Besides having a huge collections of Christmas and other seasonal recordings I have a fairly respectable reference library on the subject of our midwinter musical heritage and the history of its holidays. My most valued book in that collection is undoubtedly my hardcover first edition American Folk Songs for Christmas by Ruth Crawford Seeger, published by Doubleday & Company in 1953.

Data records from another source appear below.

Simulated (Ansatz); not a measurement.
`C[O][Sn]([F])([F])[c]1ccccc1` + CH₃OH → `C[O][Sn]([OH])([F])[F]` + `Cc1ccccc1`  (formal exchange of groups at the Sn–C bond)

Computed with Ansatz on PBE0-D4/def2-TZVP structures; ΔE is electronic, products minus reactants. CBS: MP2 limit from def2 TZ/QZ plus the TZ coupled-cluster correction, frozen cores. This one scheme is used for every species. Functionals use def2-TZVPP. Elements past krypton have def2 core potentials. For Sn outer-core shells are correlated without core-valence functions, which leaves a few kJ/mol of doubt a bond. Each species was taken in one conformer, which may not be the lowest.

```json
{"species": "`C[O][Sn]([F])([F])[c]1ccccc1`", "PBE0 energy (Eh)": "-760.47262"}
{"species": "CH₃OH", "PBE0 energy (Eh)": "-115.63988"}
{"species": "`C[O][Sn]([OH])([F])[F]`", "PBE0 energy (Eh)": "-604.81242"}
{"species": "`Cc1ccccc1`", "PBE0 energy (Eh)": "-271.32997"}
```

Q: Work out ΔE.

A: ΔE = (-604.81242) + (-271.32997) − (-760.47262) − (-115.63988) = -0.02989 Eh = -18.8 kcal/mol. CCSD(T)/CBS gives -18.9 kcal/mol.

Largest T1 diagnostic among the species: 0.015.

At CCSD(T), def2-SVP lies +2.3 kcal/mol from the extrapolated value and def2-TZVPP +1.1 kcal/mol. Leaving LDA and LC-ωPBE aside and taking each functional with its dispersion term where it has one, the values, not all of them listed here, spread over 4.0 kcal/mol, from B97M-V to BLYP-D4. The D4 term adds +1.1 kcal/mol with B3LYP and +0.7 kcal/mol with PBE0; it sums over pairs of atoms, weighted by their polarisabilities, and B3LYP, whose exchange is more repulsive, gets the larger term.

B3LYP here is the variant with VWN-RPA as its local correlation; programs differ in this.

I don’t mean that it is my most valued book in terms of money, although that might be true too. No, I value it because it is an incredible reference source for me, and with its lovely illustrations by Barbara Cooney and stitched old-fashioned binding is beautiful to look at and use. But most importantly, when I hold it I am holding a true landmark in the overlapping area of the Venn diagram where the circle “authentic folk music” overlaps with the circle “Christmas music”. If I valued it for its monetary worth I would be sensible and stop using it so much: I would buy one of the now readily-available modestly priced reprints that Loomis House Publishing released in 2013 and keep my first edition safely on the shelf.
To learn more about both Ruth and her books I recommend this extended review
Ruth Crawford Seeger was a music teacher (as well as a member of one of the English language’s most important folk music families.) In those days one of the standard obligations of any music teacher was to organize a Christmas presentation as a showcase for her students’ families. The standard format was either a on-stage recital or a Nativity Story pageant featuring the familiar Christmas carols. But Ruth, who had trained as an folklorist had a different idea for the events.
I don’t know if it was from her own early field research, or from her husband the renowned ethnomusicologist Charles Seeger, or from their friends John and Allan Lomax that Ruth first learned about the rural tradition of “Watch Night.” They were all-night community vigils of singing, dancing and feasting on Christmas Eve while waiting for the Morning Star to appear. She saw that re-enacting that sort of event would be a perfect way both to replace the over-used Christmas show formats and to disseminate authentic Christmas folk songs instead of the standard carols.
So she set about researching to find actual folk songs to put in this book which was clearly intended to be a resource for other music teachers. As a recital or pageant replacement it didn’t catch on, but it sure created an incredibly valuable trove of authentic songs for Christmas concerts and recordings by American folksingers during the Folk Revival of the late 1950s and ‘60s, and ever since then. And because Ruth was scrupulous about identifying the sources from where she got the songs it is a great resource for me to learn where these songs came from.
Singing in the Land is on page 64 of her book. Ruth says she got the song from CPS, which the legend tells me is a songbook called Calhoun Plantation Songs compiled by Emily Hallowell and published in 1907 by C.W. Thompson & Co. of Boston. It was a songbook of the Calhoun Coloured School, a boarding school for the children and grandchildren of former slaves that had been founded in 1892 by two women from New England in partnership with Booker T. Washington of the Tuskegee Institute.
The school was established to provide education to rural black students during the Jim Crow era, when Alabama did not allow them to attend public schools. The songbook documents songs sung by the children, brought to the school from the plantations where they grew up, not mainstream songs for them to learn. My quick scan through it online suggests that they appear to be the “jubilee” style of songs sung by ex-slaves during the optimistic era right after the Civil War and Emancipation, and not songs from plantations during the days of slavery.
Singing in the Land is sung here by Elizabeth Mitchell along with family and musical friends who live in the folk-music rich upper Hudson River Valley, near Woodstock. It comes from a wonderful 2013 album The Sounding Joy distributed by Smithsonian Folkways that features primarily songs from Ruth Crawford Seeger’s book. Elizabeth is joined here in singing by such well-known folkies as Natalie Merchant, Happy and Artie Traum, Ruthy Ungar and John Sebastian.